Show Review: High on Fire & Pallbearer @ Royale 8.17.15
by Mike Doub (real life person), published September 16th 2015
photos by Ben Stas (Powerslave)
Your opinion on the current state of metal music, if you have one, probably hinges on your position within the Deafheaven divide. It’s usually one of two extremes. The genre is either lauded for a recent diversity boom, or decried for dilution bordering on sacrilege. While ideology wars are generally silly (and Deafheaven are great!) metal’s clash in sensibilities has yielded fascinatingly singular records in the last year. On one of 2015’s most esoteric releases, Liturgy’s The Ark Work, monumental orchestral swells and synthetic drums were a far cry from common metal signifiers. On the other end of the spectrum, Slayer released another Slayer album last Friday. A genre divided stands just fine.

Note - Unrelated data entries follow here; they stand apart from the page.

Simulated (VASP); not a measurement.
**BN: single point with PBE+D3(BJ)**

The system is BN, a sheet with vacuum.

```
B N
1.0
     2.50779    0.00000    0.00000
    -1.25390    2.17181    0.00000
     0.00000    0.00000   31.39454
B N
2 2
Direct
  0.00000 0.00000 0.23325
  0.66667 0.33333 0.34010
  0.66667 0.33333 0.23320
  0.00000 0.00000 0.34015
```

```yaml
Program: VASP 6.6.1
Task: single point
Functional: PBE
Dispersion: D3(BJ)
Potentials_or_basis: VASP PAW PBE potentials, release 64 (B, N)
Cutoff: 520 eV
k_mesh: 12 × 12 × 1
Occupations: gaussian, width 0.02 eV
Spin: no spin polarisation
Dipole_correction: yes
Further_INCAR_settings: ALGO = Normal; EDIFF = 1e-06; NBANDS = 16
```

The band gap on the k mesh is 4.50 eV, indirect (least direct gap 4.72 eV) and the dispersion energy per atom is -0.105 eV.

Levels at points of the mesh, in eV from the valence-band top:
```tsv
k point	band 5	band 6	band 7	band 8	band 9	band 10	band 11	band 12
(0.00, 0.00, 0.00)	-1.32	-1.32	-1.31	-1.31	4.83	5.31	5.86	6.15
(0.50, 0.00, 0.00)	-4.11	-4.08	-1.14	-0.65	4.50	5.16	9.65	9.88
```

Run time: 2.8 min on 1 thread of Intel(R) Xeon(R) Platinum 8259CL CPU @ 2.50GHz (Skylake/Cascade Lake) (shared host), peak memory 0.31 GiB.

High on Fire and Pallbearer are beneficiaries of the excitement surrounding the recent culture clash. The former is a reliable outfit of metal veterans, the latter a group of up-and-coming traditionalists. Unsurprisingly, then, their Boston show at the Royale didn’t want for canonical conduct. Throughout the night index and pinky fingers went up sans irony, downtuned guitars roared, and corny growls (High on Fire) were matched by corny Ozzy-indebted yelps (Pallbearer). Openers Venomous Maximus and Lucifer were similarly reverent. Venomous Maximus’ set, the first of the night, felt lifted straight from the thrash metal playbook: fast, aggressive riffs aligning with fast, aggressive drumming. Later, the psychedelic-leaning heavy metal of Lucifer was supported by visuals seemingly culled from the Powerslave album art.
Pallbearer, touring 2014’s excellent Foundations of Burden, followed Lucifer. On both that album and Sorrow and Extinction in 2012 the Arkansas four-piece has perfected the art of the slow burn, letting their crushing riffs unfold in multiple movements across challenging song lengths. In that way the group resembles an anesthetized Black Sabbath, one that’s rarely theatrical or overly technical. This uniformity – as well as their slow tempos – can make Pallbearer songs a marathon, especially live. Even so, the band’s individual elements hit hard that night. Mark Lierly’s feel behind the drums was heavy and lived-in, and the live setting provided guitarist Devin Holl a forum for adventure in his (often lengthy) solos. It was a small disappointment to see Pallbearer perform so within their wheelhouse; the doom metal via Beach House of Burden’s “Ashes” in particular suggests promise should the band expand beyond their formula. But for now, Pallbearer’s doom metal routine is still a satisfyingly punishing experience.
They were succeeded by High on Fire, who brought with them a considerable energy boost. Guitarist and singer Matt Pike’s previous band Sleep could be an even greater endurance test than Pallbearer – the band’s masterpiece is an hour-long dirge called “Dopesmoker.” With hookier choruses and more dynamic arrangements High on Fire exist in stark contrast to that group, and Pallbearer as well. At their Boston date the trio ripped through song after song with abandon. The set adeptly replicated the pummeling feel of High on Fire songs on record, and featured a gleefully deranged vocal delivery from Matt Pike. Like Pallbearer though, the similarity of High on Fire’s songs to one another dulled their impact over the course of the night. Like Pallbearer too, their new record – Luminiferous, released this year – features a song intriguing in its rejection of most qualities High on Fire (“The Cave”) that regrettably didn’t make an appearance. Both songs will likely represent roads not taken for either band because, despite an occasional pivot, High on Fire and Pallbearer’s place in the Deafheaven divideTM is firmly alongside other metal conservatives. And while it’s a loaded term, there’s nothing inherently wrong with that stance. High on Fire and Pallbearer both have a distinct spin on their genre, and bolster their somewhat narrow explorations thereof with consistently confident execution. Both bands’ recent records and their Boston show supporting them are proof of that.